As per reports released last week, RBI is planning to halt certain activities of Peer-to-Peer lending, which connects individual lenders with borrowers, after inspections of at least 10 lenders between June and September found rule violations and misleading sales practices.
- Some platforms market the product with savings or fixed deposits.
- Variety of questionable practices including relending of repaid funds
It may not be surprising, if RBI soon brings out with directions like Consumer lending, as Peer-to-peer lending is growing in India with appx $120 bn, Global size is estimated at $407 billion as of last year, according to a report by Future Market Insight.
# 4 SEBI – AIFs
As per statement made by WTD last week, SEBI is exploring framework where fund managers give a specific commitment that the funds would not be mis-used to sidestep other regulations. Such a general obligation would be converted into specific standards so that fund managers know what needs to be done.
Why SEBI wish to tighten AIFs?
As per statement by Wholetime Director –
- Dozens of cases where AIFs acted as tools to evergreen sticky loans, circumvent FX laws and bankruptcy code.
- An NRI who is unable to invest in a company to restrictions on foreign holdings, routes money through AIFs or a disgraced promoter trying to get into a company by using AIFs to make the investment.
- Some funds were also used to buy into listed entities without attracting takeover code or other SEBI regulations.
- NBFCs have used AIFs to move loans out of their books just before they turn bad. NBFCs cuts a deal with a large foreign investor to float an AIF which invests in debentures issued by borrowers of NBFC. The latter uses the money received from AIF to pay off he loans to NBFC.
# 5Tax – AIFs
The Indian tax department is closely examining certain investment funds that have used agreements with Mauritius and Singapore to get tax benefits. They want to know detailed information about these funds, like where they work, who works for them, and where important decisions are made. Sometimes, they even check if the people in charge really live in Mauritius or Singapore.

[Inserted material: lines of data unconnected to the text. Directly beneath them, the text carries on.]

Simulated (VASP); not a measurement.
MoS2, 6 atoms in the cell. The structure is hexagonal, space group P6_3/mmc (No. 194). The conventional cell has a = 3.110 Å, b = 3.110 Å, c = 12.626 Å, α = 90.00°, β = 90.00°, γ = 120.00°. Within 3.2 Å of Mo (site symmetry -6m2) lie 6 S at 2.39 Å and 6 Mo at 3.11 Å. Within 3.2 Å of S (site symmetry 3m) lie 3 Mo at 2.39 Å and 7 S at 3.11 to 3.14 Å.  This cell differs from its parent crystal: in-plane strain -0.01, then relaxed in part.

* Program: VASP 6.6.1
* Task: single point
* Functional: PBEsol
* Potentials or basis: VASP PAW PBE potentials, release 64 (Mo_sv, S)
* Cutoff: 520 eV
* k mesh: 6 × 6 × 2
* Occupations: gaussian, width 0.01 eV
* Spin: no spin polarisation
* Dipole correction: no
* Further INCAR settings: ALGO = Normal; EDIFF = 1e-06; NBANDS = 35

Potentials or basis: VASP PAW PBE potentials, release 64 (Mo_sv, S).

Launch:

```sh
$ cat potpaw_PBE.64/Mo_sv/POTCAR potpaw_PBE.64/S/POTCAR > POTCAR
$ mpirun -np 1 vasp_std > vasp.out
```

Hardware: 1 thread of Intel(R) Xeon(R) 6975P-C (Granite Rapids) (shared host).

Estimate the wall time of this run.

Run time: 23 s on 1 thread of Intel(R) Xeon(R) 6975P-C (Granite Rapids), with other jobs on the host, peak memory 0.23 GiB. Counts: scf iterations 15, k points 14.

- The tax authorities think that some of these funds are using these arrangements to avoid paying taxes in India. The focus now is on how these funds actually operate, not just on what documents they have.
- This scrutiny mostly applies to funds that invested before 2016/17 and later sold their investments. The idea of ‘grandfathering’ was meant to give these funds stability even when tax rules changed. But now, these funds need to provide strong arguments to prove they deserve these benefits. When these funds want to sell their investments, buyers might ask for extra guarantees to cover.
- IFSCA has already provided guidelines with regard to presence of key management personnel and appropriate space to run the office in Gift City.
# 6 CRISIL – Bond market
As per report released last week by CRISIL,
- India’s corporate bond market is expected to more than double in size over the next 5-6 years – and will reach Rs. 120 lakh cr from Rs 43 lakh cr.
- Factors contributing to this growth include infrastructure and corporate sector investments, attractiveness to bond investors, strong retail credit growth, and regulatory support.
- Government and regulatory efforts, such as a ₹33,000 crore backstop fund and AMC Repo Clearing, have also boosted the market.
- The RBI and SEBI have mandated large borrowers to use the corporate bond market for incremental borrowings.
- Further growth potential exists if regulators address issues like relaxing investment restrictions on lower-rated corporate bonds for insurance and pension funds and strengthening the credit default swaps market.
# 7 BCG – Deep Tech Report
Summary of observations of the report last week
- Deep tech represents 20% of venture capital funding, up from 10% a decade ago, and it addresses global challenges and offer potential for market growth.
- Despite a drop in venture capital funding from $160 billion in 2021 to $40 billion in H1 2023, deep tech maintains a 20% share.
- Average deep tech investments have grown significantly, often exceeding $100 million.
- Returns on deep tech investments are similar to traditional venture funds, with exits primarily through corporate acquisitions (51%) and IPOs (31%).
- Investing in deep tech involves multi-stage funding and scientific risks.
- Deep tech investments take longer to mature (25-40% longer) and have higher failure risks.
- Investment categories include digital AI, autonomous systems, advanced physics, chemistry, and more, with a focus on mobility, health, energy, and cross-industry platforms.